Bob Schultek Author of The Gauntlet

The quest for improved results dictates the need for change. It’s a journey filled with conflicting opinions that require resolution before commitment to the change can be secured. 

In his latest book, “Thriving in Conflict,” Doug Johnston presents his definition of conflict as “a gap between what we expect and what we experience that leads to deeper understanding and better results. 

The “deeper understanding” described in Doug’s definition is enabled by ensuring that the exchange of differing opinions remains productive. There are proven tools that facilitate positive momentum towards resolution, but none are more important than humility and some agreed rules of engagement. 
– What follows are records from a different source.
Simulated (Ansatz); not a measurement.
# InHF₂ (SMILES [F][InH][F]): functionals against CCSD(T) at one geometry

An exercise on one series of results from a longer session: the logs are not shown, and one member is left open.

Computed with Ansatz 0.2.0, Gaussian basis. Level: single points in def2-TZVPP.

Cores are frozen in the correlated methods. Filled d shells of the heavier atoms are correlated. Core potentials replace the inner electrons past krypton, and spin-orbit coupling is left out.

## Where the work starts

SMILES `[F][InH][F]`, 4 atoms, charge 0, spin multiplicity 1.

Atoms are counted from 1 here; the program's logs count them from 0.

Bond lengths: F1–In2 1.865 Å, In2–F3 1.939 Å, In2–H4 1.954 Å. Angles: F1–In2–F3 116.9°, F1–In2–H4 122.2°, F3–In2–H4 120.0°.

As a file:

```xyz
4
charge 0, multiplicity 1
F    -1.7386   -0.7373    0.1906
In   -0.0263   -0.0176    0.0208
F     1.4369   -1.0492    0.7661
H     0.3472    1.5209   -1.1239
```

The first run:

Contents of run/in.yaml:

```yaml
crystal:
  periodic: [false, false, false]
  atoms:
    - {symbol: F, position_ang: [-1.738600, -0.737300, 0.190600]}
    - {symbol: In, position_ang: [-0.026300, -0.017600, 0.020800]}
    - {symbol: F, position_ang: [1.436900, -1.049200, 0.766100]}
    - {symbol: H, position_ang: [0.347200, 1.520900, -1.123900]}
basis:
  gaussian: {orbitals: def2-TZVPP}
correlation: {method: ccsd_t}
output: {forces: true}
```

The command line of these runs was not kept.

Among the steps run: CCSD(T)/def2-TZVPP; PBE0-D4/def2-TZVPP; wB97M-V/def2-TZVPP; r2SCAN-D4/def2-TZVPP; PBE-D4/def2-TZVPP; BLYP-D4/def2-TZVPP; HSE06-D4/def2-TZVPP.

Practicing productive conflict dialogue begins by developing principles to guide how the two parties will engage each other, providing conversational boundaries intended to minimize the amount of conflict. The first such rule involves adopting a mindset of curiosity that shifts away from “I’m going to convince you” to “What can I learn by first asking and listening, before declaring my position?” 

Asking the other party to launch the discussion by stating their goal, explaining why it’s important, and describing what is needed from you, while you listen without interruption, expresses respect and reduces defensiveness, accelerating gap discovery and ultimately, resolution. 

How frequently do you confront the need to resolve 
conflicting positions?

How might these ideas strengthen your conflict resolution process?